Music: What’s in a name?
If your repertoire of British tenor players is limited, as mine was, to Tubby Hayes, and possibly Don Rendell, add Tommy Whittle, a name to conjure with… or am I thinking of Tommy Cooper?
Let’s be frank, a name like Tommy Whittle is never going to set pulses racing, Its alright if you start out in life as Elvis Presley, but for many it was necessary to improve on the family tree’s opening offer:
Harry Webb Cliff Richard, David Hayward-Jones Bowie, Manfred Lubowitz Mann, Kenny Gorelick G, and third-time lucky Steve Georgiou Cat Stevens Yusuf Islam. But Tommy Whittle…
“Saw him in a pub in Norwich in 1986…” The sort of legacy no musician would wish. Yet Tommy Whittle was voted Britain’s top tenor-sax player in the New Musical Express polI in 1955 and topped the Melody Maker poll the following year. He was UK union swap to the US for Gerry Mulligan’s UK residency. In 2005 he was awarded a Lifetime Achievement Award in British Jazz, and is still standing, and playing, in 2013.
Musically he occupies similar ground to Zoot Sims, and David Taylor’s excellent site on British Jazz wraps Tommy up well:
Usually reticent and a little shy in demeanour, Whittle on the bandstand in compatible company is a confident improviser, well capable of taking on the finest of his contemporaries, whether British or American. There’s an urbane exterior to Whittle’s music but make no mistake, there’s pride and a lithe muscularity at its core as well.
It’s more than just an ordinary name. Take another Whittle (no relation) Frank Whittle, who is credited with single-handedly inventing the turbojet engine. Not bad eh? And then there was Elvis Roosevelt Whittle, who…no, I just made that up.
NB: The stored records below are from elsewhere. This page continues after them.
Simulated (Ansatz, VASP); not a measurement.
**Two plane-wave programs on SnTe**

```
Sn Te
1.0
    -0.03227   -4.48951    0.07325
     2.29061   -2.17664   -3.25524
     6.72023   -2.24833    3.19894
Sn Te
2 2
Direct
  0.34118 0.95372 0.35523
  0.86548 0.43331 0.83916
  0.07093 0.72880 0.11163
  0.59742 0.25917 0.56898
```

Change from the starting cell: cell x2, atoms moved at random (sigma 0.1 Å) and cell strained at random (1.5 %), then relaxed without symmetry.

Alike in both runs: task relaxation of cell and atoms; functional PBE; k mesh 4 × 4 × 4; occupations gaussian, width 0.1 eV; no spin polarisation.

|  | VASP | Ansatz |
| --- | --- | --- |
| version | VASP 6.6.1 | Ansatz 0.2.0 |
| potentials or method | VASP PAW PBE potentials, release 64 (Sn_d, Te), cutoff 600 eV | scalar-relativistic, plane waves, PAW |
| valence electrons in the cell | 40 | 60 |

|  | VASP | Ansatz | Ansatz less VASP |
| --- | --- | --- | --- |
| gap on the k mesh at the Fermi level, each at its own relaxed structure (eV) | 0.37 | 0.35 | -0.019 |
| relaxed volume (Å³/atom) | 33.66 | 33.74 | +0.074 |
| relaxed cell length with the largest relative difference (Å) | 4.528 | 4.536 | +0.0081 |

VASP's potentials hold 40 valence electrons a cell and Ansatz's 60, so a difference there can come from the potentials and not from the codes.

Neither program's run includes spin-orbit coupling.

The LJC Fashion Award for the Worst Dressed British Saxophone Player on a British jazz record cover goes to…
Vinyl: JAM Records 648
A lot of record covers around the Seventies seemed to carry these cut out heads with the customary ‘tache. I recall sporting big hair and a moustache myself in those days, dark coloured patterned shirts with large collars, even bigger ties. Is it time for the Seventies to make a come back? I very much hope not. Once was enough.